Wednesday, August 3, 2011

Syrian troops, tanks push into Hama -

BEIRUT — Syrian authorities severed telephone lines, electricity and water supplies to Hama on Wednesday as troops backed by tanks pushed into the heart of the besieged city in what appeared to be a final effort to crush the protest movement there.

A resident contacted by satellite telephone said citizens were cowering indoors, unable to leave their homes because snipers deployed on rooftops were shooting at anything that moved and heavy shelling by tanks made it too dangerous to go outside.

The assault began at 5 a.m., when the phone lines went down, the lights went out, the water was cut off and tanks began rolling toward the city center, demolishing the makeshift barricades that residents had erected to keep them out, said Saleh Hamawi, an activist with the Syrian Revolution Coordination Union, a group that monitors and organizes protests.

“Everyone is very afraid, and no one can leave his house,” he said, as the sound of explosions echoed down the telephone line. Some residents in peripheral areas of the city had fled their homes, but those in the center were trapped, he said, as the military escalated its effort to crush the four-month old revolt against the rule of President Bashar al-Assad.

“It’s 1982 all over again,” he said, referring to an earlier massacre in Hama in which at least 10,000 people are believed to have died during the suppression of an uprising against Assad’s father and then-president, Hafez al-Assad. “This is a challenge to the international community, which is doing nothing.”

Columns of tanks were seen converging on Hama the day before, raising expectations that a major assault was imminent.

The Local Coordinating Committees, another group that organizes protests, said five people died in Hama on Tuesday, bringing to at least 130 the number killed across Syria since the government launched its offensive Sunday to quell the uprising ahead of the Muslim holy month of Ramadan.

There has been no sign, however, that the brutality is deterring the opposition, and anger at the bloodshed in Hama may have only served to intensify demonstrations. Since Sunday, protesters have taken to the streets in numerous locations across Syria after daily evening prayers.

Nearly 2,000 Syrians have been killed in the four-month-old rebellion, and the violence “is getting worse,” the U.S. ambassador to Syria, Robert Ford, said in Senate testimony Tuesday. “The Syrian government’s constant brutality, its refusal to allow peaceful marches, its insistence on widespread arrest campaigns and its atrocious torture . . . they are, in turn, fostering more violence,” the diplomat said.

At the United Nations, the Security Council held a closed-door meeting to review a resolution — drafted by European countries and supported by Washington — that would condemn Syria’s attacks on protesters.
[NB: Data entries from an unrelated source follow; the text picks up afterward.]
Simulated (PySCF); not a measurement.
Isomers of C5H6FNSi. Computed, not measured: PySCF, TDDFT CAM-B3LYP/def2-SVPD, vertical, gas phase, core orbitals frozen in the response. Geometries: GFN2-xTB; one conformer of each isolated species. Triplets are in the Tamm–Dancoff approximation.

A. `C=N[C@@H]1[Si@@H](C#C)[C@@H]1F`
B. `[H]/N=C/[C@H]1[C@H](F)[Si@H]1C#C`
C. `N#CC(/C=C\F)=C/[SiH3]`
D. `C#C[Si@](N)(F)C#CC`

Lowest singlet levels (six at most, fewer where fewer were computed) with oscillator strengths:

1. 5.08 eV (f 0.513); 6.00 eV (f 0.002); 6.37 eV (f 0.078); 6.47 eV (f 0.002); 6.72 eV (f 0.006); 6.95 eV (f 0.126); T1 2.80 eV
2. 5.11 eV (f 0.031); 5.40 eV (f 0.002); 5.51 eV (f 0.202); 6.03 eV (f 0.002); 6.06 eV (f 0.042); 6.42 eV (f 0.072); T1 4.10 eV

The resolution, originally introduced in May, had stalled because of opposition from Russia and China. But on Tuesday, a senior Russian Foreign Ministry official told news agencies that his country was “not categorically against” a resolution, as long as it did not impose sanctions.

In Washington, Ford told senators that the Syrian government’s crackdown in places such as Hama and the eastern city of Deir el-Zour “had an impact,” adding that countries that had opposed Security Council action “are potentially now more open to some kind of action.”

U.S.-based leaders of the Syrian opposition movement met with Clinton at the State Department on Tuesday, the first time they had been granted such high-level access. During the hour-long discussion, they pressed for stronger international measures against the Syrian regime.

“It is clear that Clinton is fully aware of what is happening in Syria and is looking for a way to help us,” said Radwan Ziadeh, a human rights activist who fled Syria in 2007.

The six activists called for stronger U.S. leadership on oil, gas and weapons sanctions against the regime. They also asked the administration to call for Assad to leave office and for the International Criminal Court to charge him with crimes against humanity. They said Clinton had expressed concern that the Syrian government could try to portray such actions as evidence that the uprising was American-sponsored.

Ziadeh said the activists urged Ford to remain in Damascus and keep up links with the opposition.

Italy recalled its ambassador to Syria on Tuesday to protest the Damascus government’s crackdown, but it did not appear that other European countries would follow suit.

Also Tuesday, three senators said they would introduce a bill to penalize companies investing in Syria’s energy sector or selling gasoline to the country. Such a measure would mostly affect Canadian, European and Chinese energy companies.

The measure, announced by Sens. Joseph I. Lieberman (I-Conn.), Kirsten Gillibrand (D-N.Y.) and Mark Kirk (R-Ill.), would extend existing sanctions to foreign companies.

Toner told reporters that the U.S. government planned “to move forward with additional sanctions under existing authorities, and we’re exploring the scope of those sanctions.”